Four artists on how heritage has inspired them

Four artists on how heritage has inspired them

As the incredible Luminary art installation opens at the National Lottery-funded Crossness Pumping Station, we spoke to four artists who combine old and new in their work.

Luminary by Heinrich & Palmer

Crossness Pumping Station, London

Luminary artwork

How did the heritage of Crossness inspire you?

Anna Heinrich: The moment we saw it, we thought: wow, we’ve just got to work with this space. We did quite a lot of background research – how it functioned, the shipping that went alongside it.

However there's already so much information already at Crossness about how the building operated and the history of the sewers.

We wanted to create something quite immersive that could be experienced on a visceral level.

Can you describe your artwork?

We're treating the whole place like a massive light installation. There will also be a large-scale video projection onto a voile screen which will hang from the first floor to the ground floor.

We’ve been taking recordings of the engines running and sounds around the building and have used those samples to create a soundscape.

What do you think heritage can bring to art?

You can use art to reinterpet or reveal hidden stories, sometimes quite uncomfortable stories. It shines a different light on the heritage.

Ship by Anna Gillespie

Half Moon Bay, Lancashire

Sculpture of a ship

How did the heritage of the area inspire you?
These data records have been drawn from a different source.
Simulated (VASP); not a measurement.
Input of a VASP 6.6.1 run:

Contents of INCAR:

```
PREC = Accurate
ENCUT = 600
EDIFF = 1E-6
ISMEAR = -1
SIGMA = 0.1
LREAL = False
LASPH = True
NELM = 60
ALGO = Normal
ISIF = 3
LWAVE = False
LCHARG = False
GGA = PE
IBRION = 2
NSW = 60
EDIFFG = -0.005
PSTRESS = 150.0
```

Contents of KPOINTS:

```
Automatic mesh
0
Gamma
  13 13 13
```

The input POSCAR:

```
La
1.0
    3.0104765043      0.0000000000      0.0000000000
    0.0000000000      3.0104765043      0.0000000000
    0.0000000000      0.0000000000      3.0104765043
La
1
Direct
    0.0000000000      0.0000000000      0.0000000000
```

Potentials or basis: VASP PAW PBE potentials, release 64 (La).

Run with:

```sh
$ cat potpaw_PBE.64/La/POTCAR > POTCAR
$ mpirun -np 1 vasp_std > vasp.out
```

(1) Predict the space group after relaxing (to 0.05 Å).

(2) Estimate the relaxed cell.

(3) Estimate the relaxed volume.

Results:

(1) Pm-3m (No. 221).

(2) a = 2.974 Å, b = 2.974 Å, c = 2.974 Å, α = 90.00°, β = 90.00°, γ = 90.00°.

Anna Gillespie: I was particularly attracted to all the images I saw online of the old fishing boats, and the way people used to fish the bay.

I came up with the idea for a ship: it’s almost like two prows, with a character on each end.

I wanted it to represent both looking back to the past but also looking to the future.

It also represents this incredible mix of Viking and early Christian heritage, all very much going on at the same time.

How does it fit into the landscape?

The sculpture ended up in Half Moon Bay. You can see the nuclear power plant, the port that takes the ferries out to the Isle of Man, there’s a lot of dog walking, a very good greasy spoon café.

People seem delighted that this sculpture has been given to them, it feels like somebody’s valued that community.

How did you make it?

The boat structure is made out of corten steel, which naturally rusts. The figures are made out of bronze. In the centre there is a block of local Longridge stone.

The whole thing is conceived as though it’s hollow… you can stand there and look through the sculpture of a ship, you see these modern ferries going in and out through the Heysham port.

It is very much referring to the heritage, but it’s also saying: this sense of coming and going, of seafaring, of looking out to sea, is still very much alive.

  • Anna was commissioned by Morecambe Bay Partnership's Headlands to Headspace project, supported by The National Lottery Heritage Fund.
  • Find out more on Anna's website

Stolen Things by Paul Rooney

Courthouse Museum, Ripon

Ripon Courthouse

What inspired the Stolen Things sound installation?

Paul Rooney: I went through newspaper archives looking for reports of trials involving children as the accused, and decided to focus on 14-year-old Ann Lupton’s group of child shoplifters.

I wanted to contrast the severity of the law, represented by the courtroom, with a vulnerable child’s interior emotions.

How did you create her "voice"?

I found a York Herald court report of her trial in 1853. But the report does not describe any of her words or actions, so I imagined what she might have been thinking, or daydreaming, during the trial.

I also used the Victorian children’s hymn Do No Sinful Action, the Taylor Swift song I Did Something Bad, the writing of Jean Genet and even the recent Japanese film Shoplifters.

What effect did the physical courtroom have?

The public gallery, now covered over, would have been very noisy during the 19th century, as trials were a popular form of entertainment.

The idea of bringing back the noise of a ‘chorus’ of people to the space, along with the isolated voices of the defendants, became very important to me.

  • Stolen Things was commissioned by Ripon Museums and Arts and Heritage. It was funded by Arts Council England. Ripon Museum Trust has received funding from The National Lottery Heritage Fund.
  • The artwork is now closed but you can listen to an excerpt on Paul's website.

Nightingale Café mural by Olivia Bouchard

Biggin Hill Memorial Museum, London


What was the idea behind your illustrations?

Olivia Bouchard: The Nightingale Cafe played a unique role during the Second World War. It was part of the military zone but nonetheless a place where pilots and soldiers from all horizons could grab a short instant of peace.

The Biggin Hill museum team wanted something a bit different from the imagery used within the museum.

What inspired you about Biggin Hill?

I spent a long time speaking with Geoff Greensmith, whose father ran the cafe during the war.

He was a very kind man who used to give free coffees to the German and Italian prisoners of war, the Italian prisoners being particularly keen on cappuccinos. I imagined how this taste of home could have been comforting for them at the time.

I love these kinds of hidden stories because they give a different perspective. It demonstrates that during this time of war, humans were capable of the worst but also, by these kind of gestures, of the best.

How do you think artists and heritage can work together?

I think artists and illustrators have an important place in heritage. It is not always easy, as it is a big responsibility to give a visual shape to people’s stories and memories, to the past.

At the same time, for me the role of an artist is not to make a documentary, it is to add another dimension.

At a time where museums and heritage sites are trying to reach larger and more diverse audiences, the place of artists is to be a bridge, telling stories in a universal language.